Programs

NASA’s Earth Science Division is organized around four programmatic areas: flight, research, applied sciences, and technology. Together these areas include programs and projects that are responsible for: conducting and sponsoring research to advance scientific understanding of Earth as a system, collecting and disseminating new observations, developing new technologies and computational models, and building the capacity to develop innovative applications of Earth science observations and research results. Flight mission development—from advanced concept studies, to flight hardware development, to on-orbit operation—is managed within the Earth Systematic Missions (ESM) and Earth System Science Pathfinder (ESSP) Programs. ESD conducts research, applied science, and technology efforts through its respective Earth Science Research, Applied Sciences, and Earth Science Technology Programs.

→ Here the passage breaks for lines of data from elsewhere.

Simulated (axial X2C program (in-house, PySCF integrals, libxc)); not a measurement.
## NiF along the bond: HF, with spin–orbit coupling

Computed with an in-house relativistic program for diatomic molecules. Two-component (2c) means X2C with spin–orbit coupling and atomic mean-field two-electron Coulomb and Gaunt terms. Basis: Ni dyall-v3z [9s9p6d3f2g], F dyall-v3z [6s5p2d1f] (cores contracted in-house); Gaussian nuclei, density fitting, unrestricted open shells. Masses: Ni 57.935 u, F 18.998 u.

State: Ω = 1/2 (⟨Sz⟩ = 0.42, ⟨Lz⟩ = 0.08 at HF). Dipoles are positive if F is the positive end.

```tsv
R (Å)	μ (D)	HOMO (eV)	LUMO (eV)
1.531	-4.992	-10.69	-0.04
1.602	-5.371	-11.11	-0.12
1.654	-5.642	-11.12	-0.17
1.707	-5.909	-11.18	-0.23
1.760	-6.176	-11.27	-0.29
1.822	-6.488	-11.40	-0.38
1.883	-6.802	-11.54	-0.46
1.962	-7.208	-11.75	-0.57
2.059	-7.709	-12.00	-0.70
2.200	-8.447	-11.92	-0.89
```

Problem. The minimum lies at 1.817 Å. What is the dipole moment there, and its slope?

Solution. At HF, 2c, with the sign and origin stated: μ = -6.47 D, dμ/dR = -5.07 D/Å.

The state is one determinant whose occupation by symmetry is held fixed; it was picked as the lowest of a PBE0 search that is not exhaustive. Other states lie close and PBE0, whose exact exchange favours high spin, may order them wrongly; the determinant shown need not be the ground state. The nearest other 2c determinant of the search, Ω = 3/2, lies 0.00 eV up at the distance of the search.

Earth Systematic Missions Program

The ESM Program includes a broad range of multidisciplinary science investigations aimed at developing a scientific understanding of the Earth system and its response to natural and human-induced forces. The ESM Program implements the Earth Science Division’s strategic missions, including the foundational missions. The program also includes the systematic missions recommended by the decadal survey and most of the missions providing additional sustained measurements, including land imaging and climate continuity missions. Earth System Science Pathfinder Program ESSP implements low- to moderate-cost research and applications missions that foster revolutionary science and train future leaders in space-based Earth science and applications fields. This program includes the new Earth Venture missions recommended in the Earth science decadal survey, which consist of low-cost, PI-led, competed suborbital and orbital missions, as well as instruments for MoOs. The ESSP program also includes operating missions that were competitively selected and Orbiting Carbon Observatory (OCO)-2, which is a follow-on mission to OCO, an ESSP mission that was lost as the result of a launch vehicle failure.